Bus Employees v. Missouri, 374 U.S. 74 (1963)

Division 1287, Amalgamated Association of Street, Electric

Railway & Motor Coach Employees of America v. Missouri

No. 604

Argued April 24-25, 1963

Decided June 10, 1963

374 U.S. 74


Proceeding under a Missouri statute, the Governor of Missouri proclaimed that the public interest, health and welfare were jeopardized by a threatened strike against a public transit company in the State, and issued executive orders taking possession of the company and directing that it continue operations. However, the employees of the company did not become employees of the State; the State did not pay their wages, nor supervise their work; the property of the company was not transferred to the State; and the State did not participate in the actual management of the company. Pursuant to the statute, a state court enjoined the strike, and the Supreme Court of Missouri affirmed. After an appeal to this Court had been initiated by the filing of a jurisdictional statement, the Governor issued an executive order terminating his seizure order, but reciting that the labor dispute "remains unresolved."


1. Termination of the Governor's seizure order did not render the case moot. Harris v. Battle, 348 U.S. 803, and Oil Workers Unions v. Missouri, 361 U. S. 363, distinguished. Pp. 374 U. S. 77-78.

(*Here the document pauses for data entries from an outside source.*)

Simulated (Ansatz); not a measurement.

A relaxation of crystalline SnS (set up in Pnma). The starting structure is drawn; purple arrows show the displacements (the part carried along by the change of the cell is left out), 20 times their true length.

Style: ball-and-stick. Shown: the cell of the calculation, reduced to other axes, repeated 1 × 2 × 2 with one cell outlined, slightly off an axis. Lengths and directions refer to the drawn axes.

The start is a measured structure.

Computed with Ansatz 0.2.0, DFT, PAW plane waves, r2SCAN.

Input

2. The state statute involved here is in conflict with § 7 of the National Labor Relations Act, and it cannot stand under the Supremacy Clause of the Constitution. Bus Employees v. Wisconsin Board, 340 U. S. 383. Pp. 374 U. S. 78-83.

(a) The State's actual involvement under the Governor's seizure order fell far short of creating a state owned and operated utility whose labor relations are, by definition, excluded from the coverage of the National Labor Relations Act. P. 374 U. S. 81.

(b) Neither the designation of the state statute as "emergency legislation" nor the purported "seizure" by the State could make a peaceful strike against a public utility unlawful in direct conflict with § 7 of the National Labor Relations Act, which guarantees the right to strike against a public utility, as against any employer engaged in interstate commerce. Pp. 374 U. S. 81-82.